In just 27 days, the Time’s Up Legal Defense Fund has raised $16.6M closing in on its target of $17M, with over 18,000 people contributing.
Administered by the National Women’s Law Center, “the fund will provide subsidized legal support to women and men who have experienced sexual harassment, assault, or abuse in the workplace and while in pursuit of their careers”.
In the past few days alone the fund got a major boost from several Hollywood stars. After the initial gob-smacked shock (and subsequent uproar) over the mega pay discrepancy between Mark Wahlberg and Michelle Williams for the All The Money in the World re-shoots, Wahlberg donated his $1.5M pay cheque to Time’s Up in William’s name. Class act. The agency, WME, which reps both actors also offered to make a donation of $500K following the fallout.
Michelle Williams responded to the gesture by her co-star with this statement:
“Today isn’t about me. My fellow actresses stood by me and stood up for me, my activist friends taught me to use my voice, and the most powerful men in charge, they listened and they acted. If we truly envision an equal world, it takes equal effort and sacrifice. Today is one of the most indelible days of my life because of Mark Wahlberg, WME and a community of women and men who share in this accomplishment. Anthony Rapp, for all the shoulders you stood on, now we stand on yours.”
But while the cloud lifted on All The Money, the storm started brewing for Woody Allen.

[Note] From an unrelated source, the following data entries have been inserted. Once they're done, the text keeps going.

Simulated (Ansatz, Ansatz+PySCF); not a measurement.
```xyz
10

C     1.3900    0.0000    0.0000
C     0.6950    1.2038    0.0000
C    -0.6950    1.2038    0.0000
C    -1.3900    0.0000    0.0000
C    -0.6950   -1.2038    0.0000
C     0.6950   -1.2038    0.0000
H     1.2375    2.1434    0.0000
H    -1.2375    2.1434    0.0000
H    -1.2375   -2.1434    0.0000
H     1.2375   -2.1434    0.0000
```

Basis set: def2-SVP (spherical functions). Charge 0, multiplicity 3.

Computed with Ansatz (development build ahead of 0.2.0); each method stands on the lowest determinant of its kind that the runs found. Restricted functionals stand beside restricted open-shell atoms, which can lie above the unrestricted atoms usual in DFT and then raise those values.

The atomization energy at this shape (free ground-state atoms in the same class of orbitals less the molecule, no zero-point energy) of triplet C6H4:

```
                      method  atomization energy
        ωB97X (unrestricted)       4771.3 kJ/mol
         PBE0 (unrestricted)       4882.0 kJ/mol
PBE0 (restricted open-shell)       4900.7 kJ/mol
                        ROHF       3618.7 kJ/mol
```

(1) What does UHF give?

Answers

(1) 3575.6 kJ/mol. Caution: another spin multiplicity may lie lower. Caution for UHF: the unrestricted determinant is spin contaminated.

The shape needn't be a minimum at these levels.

Last Friday, Rebecca Hall announced that she would be donating her pay from his upcoming A Rainy Day in New York to the Time’s Up legal fund.
Hall posted the following message on her Instagram account:
The day after the Weinstein accusation broke in full force I was shooting a day of work on Woody Allen’s latest movie in New York. I couldn’t have imagined somewhere stranger to be that day. When asked to do so, some seven months ago, I quickly said yes. He gave me one of my first significant roles in film for which I have always been grateful, it was one day in my hometown – easy. I have, however subsequently realized there is nothing easy about any of this. In the weeks following I have thought very deeply about this decision, and remain conflicted and saddened. After reading and re-reading Dylan Farrow’s statements of a few days ago and going back and reading the older ones – I see, not only how complicated this matter is, but that my actions have made another woman feel silenced and dismissed. That is not something that sits easily with me in the current or indeed any moment, and I am profoundly sorry. I regret this decision and wouldn’t make the same one today. It’s a small gesture and not one intended as close to compensation but I’ve donated my wage to @timesup. I’ve also signed up, will continue to donate, and look forward to working with and being part of this positive movement towards change not just in Hollywood but hopefully everywhere. #timesup
In addition, Timothée Chalamet said in a statement earlier this week that he too would be donating his salary from work on A Rainy Day in New York.
Allen’s adoptive daughter, Dylan Farrow has long accused the director of sexual abuse and called on actors like Greta Gerwig and Kate Winslet to disassociate from him and stop the Hollywood hypocrisy — claiming to support women against sexual harassment and assault all the while still supporting and working with her father.
Allen denies the claims made against him.
In the meantime, the Time’s Up legal fund is soaring to blue skies.